Bay Bridge Info

The design, engineering and construction teams have met the challenge of making the Bay Bridge seismically resilient with cutting-edge seismic innovations and enhancements - some never before used in bridge building – that are transforming the bridge into a state-of-the-art engineering icon.

 

The first section crews completed was the Skyway, which also includes some of the most amazing seismic innovations. To build the Skyway’s foundations, 160 rebar and concrete-filled steel piles were driven up to 300 feet below the water’s surface to anchor into stable soils. The piles were driven into the soil at an angle, through a process called “battering” to create greater stability. This method has been used to create secure foundations for oil rigs for more than two decades, but has not been used for bridge construction of this scale.

 

Hinge-pipe beams, which look like massive metal dowels, are another amazing state-of-the-art innovation, as they are designed to move within their sleeves during expansion or contraction of the decks during minor events, such as changes in temperature. Twenty of these 60-foot-long devices were placed between deck sections, as well as where the Skyway and SAS will meet. The beams are designed to absorb the energy of an earthquake by deforming in their middle or “fuse” section. This will minimize the damage to the bridge’s main structure. The damaged fuses can then be removed and replaced. Hinge pipe beams are also found at the western piers where the SAS connects to the YBITS.

 

Hinge pipe beams are not the only innovation in the SAS. The single, 525-foot tall tower is made up of four separate steel legs connected by shear link beams, which allow the legs to move independently. The beams are designed to absorb most of the seismic energy during an earthquake and protect the tower from catastrophic damage. The damaged beams can later be removed and replaced.

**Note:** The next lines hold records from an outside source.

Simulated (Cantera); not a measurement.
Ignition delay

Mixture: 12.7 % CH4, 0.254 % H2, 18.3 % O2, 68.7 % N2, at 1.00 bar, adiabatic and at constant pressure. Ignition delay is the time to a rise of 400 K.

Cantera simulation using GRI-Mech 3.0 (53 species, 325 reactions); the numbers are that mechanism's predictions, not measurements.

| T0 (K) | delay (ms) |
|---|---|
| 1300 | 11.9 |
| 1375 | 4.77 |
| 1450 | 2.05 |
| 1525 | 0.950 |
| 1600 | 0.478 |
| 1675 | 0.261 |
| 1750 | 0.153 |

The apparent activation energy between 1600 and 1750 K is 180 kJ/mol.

Two massive marine foundations provide solid support for the tower and eastern end of the SAS, while a land-based foundation on Yerba Buena Island supports the western end. The tower’s foundation includes 13 drilled shafts that extend 196 feet below water to anchor into bedrock. The 16 piles in the eastern support reach down nearly 340 feet to reach bedrock, while the western support’s foundations extend down 80 feet through the island’s solid rock.

At the other end of the East Span is the Oakland Touchdown, where much of the seismic innovations can be found in its foundations. Columns are pinned at the top to reduce severe motion from being dispersed to the foundations and to the road-decks. The foundations utilize flexible vertical piles to absorb seismic forces more effectively. The OTD also features hinge pipe beams where it connects to the Skyway.

The existing East Span’s seismic upgrade began with an interim retrofit of the original span that echoes much of the permanent work on the West Span. Original rivets were replaced with high-strength bolts, and viscous dampers, steel plates and steel lateral braces were added. At the section that collapsed, during the 1989 earthquake, expanded hinge seats were added to allow greater movement in that area.